On the login page, a first-time user clicks the link that reads, in effect, first time login click here, then enters the Provisional ID or GSTIN and the emailed password along with the captcha. The system then prompts the user to create a unique username and a new password for all future logins.
"If you are logging in for the first time, click the 'here' link, then enter the Provisional ID / GSTIN / UIN and the password received on your registered e-mail address." (Goods and Services Tax Network, 2026.)
After this is done once, the user logs in with the new credentials like any existing user, and the provisional details are no longer needed.
What the GST dashboard shows
The dashboard appears immediately after login and is the control centre for all GST activity, summarising returns due, tax liability, and recent notices. It displays the Annual Aggregate Turnover (AATO) and quick links to the main functions.
From the dashboard, a taxpayer can open the File Returns and Pay Tax sections, view notices and orders, edit profile details, and access saved forms. This single view is designed so a user can see what is pending and act on it without searching the site.
| Dashboard feature | What it does |
|---|---|
| File Returns | Open and submit periodic GST returns |
| Pay Tax | Generate a challan and pay GST due |
| Notices and Orders | View and respond to communications from the department |
| Profile and AATO | Edit details and see annual aggregate turnover |
Understanding what GST is and how it is charged helps make sense of the figures on the dashboard, which the GST full form and meaning guide explains in plain language.

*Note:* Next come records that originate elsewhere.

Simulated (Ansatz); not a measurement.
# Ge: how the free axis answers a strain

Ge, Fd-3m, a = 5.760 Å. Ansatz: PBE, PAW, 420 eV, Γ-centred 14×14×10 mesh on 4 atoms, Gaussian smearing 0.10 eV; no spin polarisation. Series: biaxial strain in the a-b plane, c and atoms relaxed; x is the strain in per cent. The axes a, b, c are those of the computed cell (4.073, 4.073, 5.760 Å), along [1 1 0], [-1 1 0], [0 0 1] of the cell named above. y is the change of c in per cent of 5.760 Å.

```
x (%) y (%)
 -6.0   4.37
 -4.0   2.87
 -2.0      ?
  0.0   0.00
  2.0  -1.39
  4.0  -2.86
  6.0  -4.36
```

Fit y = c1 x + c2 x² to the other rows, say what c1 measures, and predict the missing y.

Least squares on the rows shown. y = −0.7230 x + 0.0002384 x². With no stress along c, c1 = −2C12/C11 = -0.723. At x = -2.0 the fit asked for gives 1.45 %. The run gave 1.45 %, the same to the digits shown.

Verifying returns with DSC or EVC
Most actions on the GST portal, such as filing a return, must be authenticated with either a Digital Signature Certificate (DSC) or an Electronic Verification Code (EVC). Companies and limited liability partnerships are required to use a DSC, while other taxpayers can use an EVC sent as a one-time password.
A DSC is a physical USB token holding the signer's digital certificate, which must be registered on the portal before first use. The EVC route is simpler, sending an OTP to the registered mobile and email that the user enters to confirm a submission.
Choosing the right method matters because a submission is not complete until it is signed, and an unsigned return is treated as not filed. Keeping the DSC token and registered mobile accessible avoids last-minute failures at a filing deadline.
Managing access for accountants and multiple GSTINs
A business operating in more than one state holds a separate GSTIN for each state, and each is logged in to individually with its own credentials. A taxpayer with multiple registrations must therefore manage a set of logins rather than a single account.
Many businesses authorise an accountant or tax practitioner to file on their behalf, which the portal supports through controlled access. Credentials should still be managed carefully, since whoever can log in can submit returns and respond to notices for the business.
Where an authorised signatory changes, the business should update the details on the portal promptly so filings are not delayed. Clear internal control over who holds login access reduces the risk of unauthorised or missed filings.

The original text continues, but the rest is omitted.